No. 213 Reports of Col. Ben. J. Hill, Fifth Tennessee Infantry.
HDQRS. FIFTH TENNESSEE REGT. PROV. ARMY, Camp, near Corinth, Miss., April 15, 1862.
SIR: In compliance with your request, I have the honor to make the following report, showing the positions occupied by my command during the eventful scenes of the 6th and 7th instant at Shiloh, in Hardin County, Tenn.:
My regiment was detailed to do picket duty on Saturday night [5th], and was thrown out within 3 or 4 miles of the enemy's encampment.
At daylight Sunday morning we were ordered to advance with the balance of your brigade, the Sixth Mississippi, Colonel Thornton, on my right, and the Twenty-fourth Tennessee, Lieutenant-Colonel Peebles, on my left. We advanced some 3 miles, when our pickets commenced a sharp and lively skirmish. We continued to advance and drove them before us to within 500 yards of the Federal encampment. They opened a terrific fire upon our columns. A deep ravine, full of green briers and grape-vines, separated us from Colonel Thornton's regiment. My right was exposed to a severe flank fire from a battery and from musketry and other small-arms. We were at the foot of a long hill, upon which the enemy were hidden.
Captain Hanner, Company A, and several others were killed at this place and many wounded.
The Fifteenth Arkansas, Lieutenant-Colonel Patton, was in advance of us and deployed as skirmishers, but was soon called in to sustain the Twenty-fourth Tennessee, on the left, which it performed gallantly and promptly. The firing was constant and continuous for half or three-quarters of an hour, when one of the aides of General Beauregard came to me and said the battery on the right must be charged and silenced at all hazards. I gave the word and my brave boys promptly responded to it. We charged, dispersed the enemy, and silenced the battery. As the enemy retreated my marksmen had better opportunity for trying their skill, and well did they improve it, as was proven by the number of the enemy who there fell. We continued on at double-quick for near a mile, crossing their first encampment, and formed line of battle at the foot of the next hill.
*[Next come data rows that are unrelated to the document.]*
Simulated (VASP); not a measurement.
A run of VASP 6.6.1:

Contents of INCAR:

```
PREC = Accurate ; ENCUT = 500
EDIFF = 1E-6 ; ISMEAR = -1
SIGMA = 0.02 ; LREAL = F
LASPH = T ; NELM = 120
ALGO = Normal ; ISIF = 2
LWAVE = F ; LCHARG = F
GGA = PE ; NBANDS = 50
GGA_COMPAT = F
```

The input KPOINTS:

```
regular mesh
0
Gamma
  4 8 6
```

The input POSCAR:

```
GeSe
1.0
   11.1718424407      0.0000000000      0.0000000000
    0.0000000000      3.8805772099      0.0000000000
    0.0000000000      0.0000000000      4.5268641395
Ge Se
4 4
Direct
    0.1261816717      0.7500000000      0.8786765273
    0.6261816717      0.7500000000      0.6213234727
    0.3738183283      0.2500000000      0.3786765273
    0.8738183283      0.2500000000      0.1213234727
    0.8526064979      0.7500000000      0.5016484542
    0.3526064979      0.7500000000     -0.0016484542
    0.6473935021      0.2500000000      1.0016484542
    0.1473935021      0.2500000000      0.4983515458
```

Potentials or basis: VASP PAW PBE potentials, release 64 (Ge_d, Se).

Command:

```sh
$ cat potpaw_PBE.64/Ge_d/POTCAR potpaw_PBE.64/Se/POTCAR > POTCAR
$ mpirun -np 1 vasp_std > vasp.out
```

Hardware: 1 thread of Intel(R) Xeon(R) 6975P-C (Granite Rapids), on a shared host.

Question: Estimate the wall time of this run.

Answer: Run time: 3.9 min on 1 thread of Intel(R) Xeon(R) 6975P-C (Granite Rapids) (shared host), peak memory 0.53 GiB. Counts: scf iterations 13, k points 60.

At this time the Twenty-third Tennessee, Lieutenant-Colonel Neill, and the Sixth Mississippi, Colonel Thornton, constituting the right wing of your brigade, getting separated, you had to go to their aid.
I was then directed, as senior colonel, to take command of all the troops on my left by one of General Beauregard's staff, which I did, and formed them in line of battle, to keep back their right wing. Thus, with two Louisiana regiments on the left of your brigade, the Texas Rangers on the extreme left, on Owl Creek, a battery in our rear, the Louisiana cavalry as pickets, and the Fifteenth Arkansas, Lieutenant-Colonel Patton, as skirmishers, we advanced at once, driving the extreme right of the enemy for at least a mile before us. They halted at their third encampment and gave us a stubborn fight. The Fourth Kentucky and a battalion of Alabama troops were here on our right, sheltered under the brow of a hill. They had been giving the enemy a hot fire, but ceased as we came up. My regiment then opened a terrible fire upon the enemy and kept it up alone for a short time, when
*This regiment afterwards known as the Thirty-fifth.